First, let's be clear that the standard (major) musical scale divides the octave into seven parts, not eight. The word "octave" comes from eight, because a unison (two notes sounding at the same frequency) is considered to be a "prime" or kind of a "one" in the system, rather than zero. Thus, the first interval created between a note and the next note above it is called a "second," even though it's only one interval.
This is just a historical convention for naming musical intervals, which sort of originated by counting both endpoints in an interval. For example, a musical "fifth" (frequency ratio 3:2) is the interval created by two notes that are four steps apart. So, C-D-E-F-G creates a fifth between C and G. The interval is five notes, but there are only four "steps" (of various sizes).
Anyhow, you need to get past that quirky numbering system first. So, I believe your question then becomes: why do we divide the octave into seven parts?
There are many longer answers here on this topic. But the gist is that like the octave (frequency ratio 2:1), small whole-number ratios of frequencies are often heard as "consonant." So the ratio 3:2 between frequencies sounds good (and, as noted, creates an interval called a perfect fifth), as well as the ratio 4:3 (the so-called perfect fourth).
The ancient Pythagoreans recognized the importance of these intervals (2:1 octave, 3:2 perfect fifth, and 4:3 perfect fourth). They also recognized that the difference between the size of the 3:2 and 4:3 ratios was useful, an interval with a frequency ratio of 9:8, which eventually became known as a "whole step."

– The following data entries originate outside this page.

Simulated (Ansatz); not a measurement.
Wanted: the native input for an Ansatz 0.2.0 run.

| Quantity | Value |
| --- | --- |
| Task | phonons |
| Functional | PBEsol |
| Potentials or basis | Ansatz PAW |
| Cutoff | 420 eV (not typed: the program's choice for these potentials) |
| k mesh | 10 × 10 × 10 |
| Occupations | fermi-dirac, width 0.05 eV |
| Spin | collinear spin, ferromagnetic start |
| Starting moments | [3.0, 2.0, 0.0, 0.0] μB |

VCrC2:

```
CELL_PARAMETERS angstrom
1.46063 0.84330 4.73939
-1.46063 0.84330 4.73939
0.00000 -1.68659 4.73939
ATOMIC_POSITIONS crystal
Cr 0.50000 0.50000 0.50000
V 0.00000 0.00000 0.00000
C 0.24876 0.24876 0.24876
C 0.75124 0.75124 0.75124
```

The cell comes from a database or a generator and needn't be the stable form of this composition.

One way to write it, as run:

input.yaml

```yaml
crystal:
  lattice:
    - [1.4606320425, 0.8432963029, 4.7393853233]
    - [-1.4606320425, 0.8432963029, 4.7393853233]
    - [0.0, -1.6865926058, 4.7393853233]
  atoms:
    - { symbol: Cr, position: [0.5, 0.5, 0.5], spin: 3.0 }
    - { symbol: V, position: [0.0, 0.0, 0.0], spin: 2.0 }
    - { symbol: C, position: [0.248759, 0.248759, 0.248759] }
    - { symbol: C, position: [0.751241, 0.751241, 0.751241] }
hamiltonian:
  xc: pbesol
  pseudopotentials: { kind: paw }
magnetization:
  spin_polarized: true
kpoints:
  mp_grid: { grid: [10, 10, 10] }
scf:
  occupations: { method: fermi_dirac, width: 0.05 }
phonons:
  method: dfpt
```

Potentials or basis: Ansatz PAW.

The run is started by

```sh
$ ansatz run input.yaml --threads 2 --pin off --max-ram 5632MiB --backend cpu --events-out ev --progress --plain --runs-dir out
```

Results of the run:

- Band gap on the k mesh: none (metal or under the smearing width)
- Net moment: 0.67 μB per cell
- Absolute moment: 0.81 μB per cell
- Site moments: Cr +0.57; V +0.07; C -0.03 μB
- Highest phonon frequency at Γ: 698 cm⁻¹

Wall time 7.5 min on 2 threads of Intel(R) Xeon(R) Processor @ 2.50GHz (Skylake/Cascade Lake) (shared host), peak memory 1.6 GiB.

So far, if you combine these ratios within one octave, you can build a perfect fifth and fourth up from the bottom note, as well as a perfect fifth and fourth down from the top note. The meet in the middle around a 9:8 "whole step." In musical notes, this would for example outline the notes E-A-B-E within an octave. (As I noted in comments, this overall can be thought of as a 12:9:8:6 ratio between four notes, which was how the Pythagoreans thought of it.)
Again, all of this dates to ancient Greece and is built on fundamental consonant intervals/ratios. The question then is how to fill out the rest of the notes within that octave. And the Greeks had a lot of answers to that, with a lot of different tuning systems.
But one possibility that they settled on was called a "diatonic" system, which literally means "through whole tones" (i.e., those 9:8 ratios I mentioned). They took that interval that originated as a difference between the 3:2 fifth and the 4:3 fourth and started tuning 9:8 "whole steps" to create a scale, starting at the top.
In musical terms, this was like going E-D-C down the scale. But they had already built B and A after that. So then once they got to A, they built more whole tones going down A-G-F. Then you had a complete scale going down an octave: E-D-C-B-A-G-F-E. Most of the intervals were those 9:8 "whole tones." But a couple (C-B and F-E) were smaller intervals with really odd mathematical ratios. In effect, the Greeks didn't care about those ratios so much: they just cared about tuning the other notes, and those left over small bits were kind of like the "errors" that were left over in tuning.
What you then have is seven intervals within an octave creating the diatonic scale, which survives to the present day.
As to how this relates to the 12-note chromatic scale -- well, some Greeks (particularly a guy named Aristoxenus) realized that those little left over bits in the scale were about the size of intervals that could almost divide the octave into 12 equal bits. They were a little bit off, though. Similarly, those little bits were roughly one half the size of the 9:8 whole tone interval.
Over the centuries once harmony developed more, there were various reasons that the 12-note chromatic equal division seemed to be better than the one constructed with the simple 3:2, 4:3, and 9:8 ratios. That's a much more complex story (the story of musical temperament).
But hopefully this explains the gist of why a 7-interval division of the "octave" developed historically.